These models, like CARTs, don't make any assumptions on the distribution of the data. In addition, features are considered independently.
What are non-parametric models?
This is the main philosophy behind ensemble methods.
What is using multiple models to make a better averaged model? (also accepted: Wisdom of the Crowds)
This term describes the value a model finds when it converges but it's not the optimum result.
What is local minimum?
Used to pick column from a table.
What is SELECT?
These are the criteria that classification/regression decision trees use, respectively.
What are gini index and MSE?
This is building several parallel models on random bootstrapped samples, then averaging the predictive power of each model.
What is bagging (bootstrap aggregating)?
The reason why an algorithm does not converge.
What is 𝛼 (step size) is too big?
Allows you to select columns by a condition.
What is WHERE?
This is the gini index value when the classes are perfectly balanced in a node, while this is the gini index when there is only one class represented in a node, respectively.
What are 0.5 and 0, respectively?
True or False: When fitting a random forest classifier, the sample of observations is randomly drawn without replacement.
What is "False"? Random observations are taken with replacement.
This is the reason my model has been running for the last 6 hours with no end in sight.
What is 𝛼 (step size) is too small?
This is the order of operations of a SQL query (the SQL commands! Not the mnemonic).
What are:
SELECT, FROM, WHERE, GROUP BY, HAVING, ORDER BY, LIMIT?
Deep trees suffer from this kind of error, while shallow trees usually suffer from that kind of error.
What are variance and bias, respectively?
This is why ensemble methods often perform better than non-ensemble methods.
What is they greatly reduces overfitting by using multiple models?
A common tuning parameter that guarantees termination but not necessarily convergence of my model.
What is max_iter(ations)?
One is used before GROUP BY and the other is used together with and after GROUP BY, respectively.
What are WHERE and HAVING, respectively?
These 3 hyperparameters can be used to reduce decision trees' tendency to overfit.
What are max_depth, min_samples_split and max_leaf_nodes?

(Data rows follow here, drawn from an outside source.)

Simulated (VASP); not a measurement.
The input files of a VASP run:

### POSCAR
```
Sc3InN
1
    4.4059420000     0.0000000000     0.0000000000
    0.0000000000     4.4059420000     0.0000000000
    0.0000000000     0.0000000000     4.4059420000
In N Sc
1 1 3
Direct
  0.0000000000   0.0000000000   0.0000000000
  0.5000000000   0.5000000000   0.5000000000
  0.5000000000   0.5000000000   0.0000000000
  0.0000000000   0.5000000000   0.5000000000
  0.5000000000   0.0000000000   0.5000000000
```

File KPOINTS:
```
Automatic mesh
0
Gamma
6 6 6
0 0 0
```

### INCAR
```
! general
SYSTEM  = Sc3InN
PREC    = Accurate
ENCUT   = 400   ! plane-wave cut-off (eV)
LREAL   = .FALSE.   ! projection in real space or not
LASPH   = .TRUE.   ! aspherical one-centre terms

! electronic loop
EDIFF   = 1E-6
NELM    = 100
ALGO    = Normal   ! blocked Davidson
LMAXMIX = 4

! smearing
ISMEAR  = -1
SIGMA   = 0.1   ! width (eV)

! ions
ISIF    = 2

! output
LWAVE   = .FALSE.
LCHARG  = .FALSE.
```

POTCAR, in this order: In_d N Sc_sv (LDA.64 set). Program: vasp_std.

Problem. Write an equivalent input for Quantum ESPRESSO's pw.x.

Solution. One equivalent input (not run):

These are the three main differences between bagging and boosting.
What are:
- Models built in parallel vs. sequential
- Aggregate results vs. learning from each model in turn
- Random subsets of data make each model unique vs learning from the mistakes of the last model to make the next one better
?
The technique where 𝛼 (step size) is drawn from the normal distribution and is changed at each iteration.
What is Adaptive Gradient Descent?
1st returns records with matching values in BOTH tables; the 2nd returns all records with a match in EITHER the left or right table
What are INNER and OUTER JOIN, respectively?